After having upgraded vom Elasticsearch 5.6.10 to 7.15.1, Json strings are indexed with escaped quotation marks. This leads to nonsense data of course. The moment I realised it was when I got the following exception:
mapping update rejected by primary java.lang.IllegalArgumentException: Limit of total fields [1000] has been exceeded
The indexing code is like:
for (...){
def idx_record = buildEsRecord(r) // getting a valid map without escape characters
if (idx_record != null) {
IndexRequest singleRequest = new IndexRequest(myIndex)['_id'].toString())
singleRequest.source(idx_record as JSON, XContentType.JSON)
BulkResponse bulkResponse = esClient.bulk(bulkRequest, RequestOptions.DEFAULT)
Debugging idx_record as JSON
shows a totally fine Json string without quotation marks being escaped, like:
"uuid": "63fa7627-7d03-465b-93a3-a498feeb6689",
"contentType": null,
"description": null,
"descriptionURL": null,
Is there something in the configuration of Elasticsearch 7 that I have missed? Can we set any parameters on the Elasticsearch client? Any other ideas?
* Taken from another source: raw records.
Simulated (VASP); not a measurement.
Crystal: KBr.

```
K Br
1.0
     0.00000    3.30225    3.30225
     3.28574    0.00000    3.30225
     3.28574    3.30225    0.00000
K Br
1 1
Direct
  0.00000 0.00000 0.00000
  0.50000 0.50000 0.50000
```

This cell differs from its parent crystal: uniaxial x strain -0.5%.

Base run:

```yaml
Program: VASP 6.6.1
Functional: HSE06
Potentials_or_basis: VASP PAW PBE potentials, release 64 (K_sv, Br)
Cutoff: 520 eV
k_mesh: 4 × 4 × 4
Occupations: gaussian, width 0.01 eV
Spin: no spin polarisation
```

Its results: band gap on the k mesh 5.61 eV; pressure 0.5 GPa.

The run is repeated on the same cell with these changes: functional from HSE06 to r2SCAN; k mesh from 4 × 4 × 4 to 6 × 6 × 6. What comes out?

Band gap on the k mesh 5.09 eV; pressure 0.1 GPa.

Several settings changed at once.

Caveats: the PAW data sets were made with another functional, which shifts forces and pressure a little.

Found the problem. As one can guess, the programming language used here is Groovy (on Grails) . idx_record as JSON
needed explicitly be converted to a String before being indexed. So the solution was simply changing:
singleRequest.source(idx_record as JSON, XContentType.JSON)
singleRequest.source((idx_record as JSON).toString(), XContentType.JSON)